Frogger and I had a second negative encounter. While waiting in line for the buffet, he stood not one foot away from me, facing me while I was looking in the other direction.

As an aside — I’m big on personal space. I’m not a fan of close talkers. I never want to get close enough to smell what you might have been eating five minutes before. I don’t want to gaze into your pores. We don’t live in China; there’s plenty of space here for all of us, so back the hell up.

Sick of him in my space, I glared at him, and he said that he was “just testing.”

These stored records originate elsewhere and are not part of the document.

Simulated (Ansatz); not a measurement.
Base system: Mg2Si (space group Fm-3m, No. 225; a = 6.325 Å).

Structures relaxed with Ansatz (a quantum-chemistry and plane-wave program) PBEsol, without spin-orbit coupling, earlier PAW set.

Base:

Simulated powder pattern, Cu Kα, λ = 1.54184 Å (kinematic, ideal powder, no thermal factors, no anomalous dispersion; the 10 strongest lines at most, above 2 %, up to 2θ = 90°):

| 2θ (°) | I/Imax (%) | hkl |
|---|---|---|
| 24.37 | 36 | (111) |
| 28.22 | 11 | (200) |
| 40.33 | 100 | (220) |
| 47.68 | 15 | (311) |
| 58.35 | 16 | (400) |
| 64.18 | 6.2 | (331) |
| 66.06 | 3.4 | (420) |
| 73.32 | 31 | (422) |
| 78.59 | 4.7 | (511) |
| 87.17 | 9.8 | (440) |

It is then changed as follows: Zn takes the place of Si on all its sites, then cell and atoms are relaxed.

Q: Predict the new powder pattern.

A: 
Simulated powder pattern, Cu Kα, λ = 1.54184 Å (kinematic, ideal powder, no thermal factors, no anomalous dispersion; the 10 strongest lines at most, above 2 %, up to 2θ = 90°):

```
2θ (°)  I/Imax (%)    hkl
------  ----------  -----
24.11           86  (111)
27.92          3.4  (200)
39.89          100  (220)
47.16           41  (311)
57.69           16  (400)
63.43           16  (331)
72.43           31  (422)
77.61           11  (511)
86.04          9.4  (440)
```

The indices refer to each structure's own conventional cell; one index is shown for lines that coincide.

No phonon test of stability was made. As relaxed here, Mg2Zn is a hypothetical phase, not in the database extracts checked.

Gina: “Just testing what?”
Frogger: [to the woman behind me] “She [meaning me] used to be my girl. We used to hang out all the time.”
G: “Ummm . .. WHAT are you talking about? I’ve never hung out with you.”
F: “We used to hang out at Red’s all the time?”
G: “Red’s?? I’ve been to Red’s, like, four times in my LIFE.”
F: “See . . . now she’s trying to play me off.”
Woman behind me: “Maybe she just looks like someone you know.”
F: “No, it’s her. She knows what I’m talking about.”
G: “Listen, you stand in my face, claim that I used to hang out with you — which I didn’t — and now you say I’m LYING about it? What reason would I have for lying? You’ve got the wrong person. Period.”
F: [to the woman behind me] She’s a nice woman.
G: “I’m trying to be. You’re not making it easy, though.”

Frogger went on his merry way — before he got cracked in the head with a chicken leg.

As the evening progressed, Frogger was the subject of much conversation. The women were irritated, and the men stopped ignoring him, and had decided, instead, to take him out back, Tony-Soprano-style.

Frogger must have sensed that he was in trouble and left abruptly.

We were glad to see him go, but I must admit that Frogger was responsible for a lot of co-mingling. If a guy didn’t have an opening line, he could merely point to Frog Man, and say “what’s up with him?” Much conversation ensued.

In the end, a good thing. And he gave me a great story.


2 Responses to “Boy story — the Barbecue Stalker”


  1. July 6, 2009 at 2:48 pm

    Yikes! This is hilarious, though I’m sure it didn’t feel like it at the time. I wish you would have hit him with a chicken leg! In fact, I might have paid for photos of that ;-)

  2. July 7, 2009 at 7:31 am

    Why you fronting like yall didnt hang out at Red’s ALL the time. You prolly hurt his feelings lol.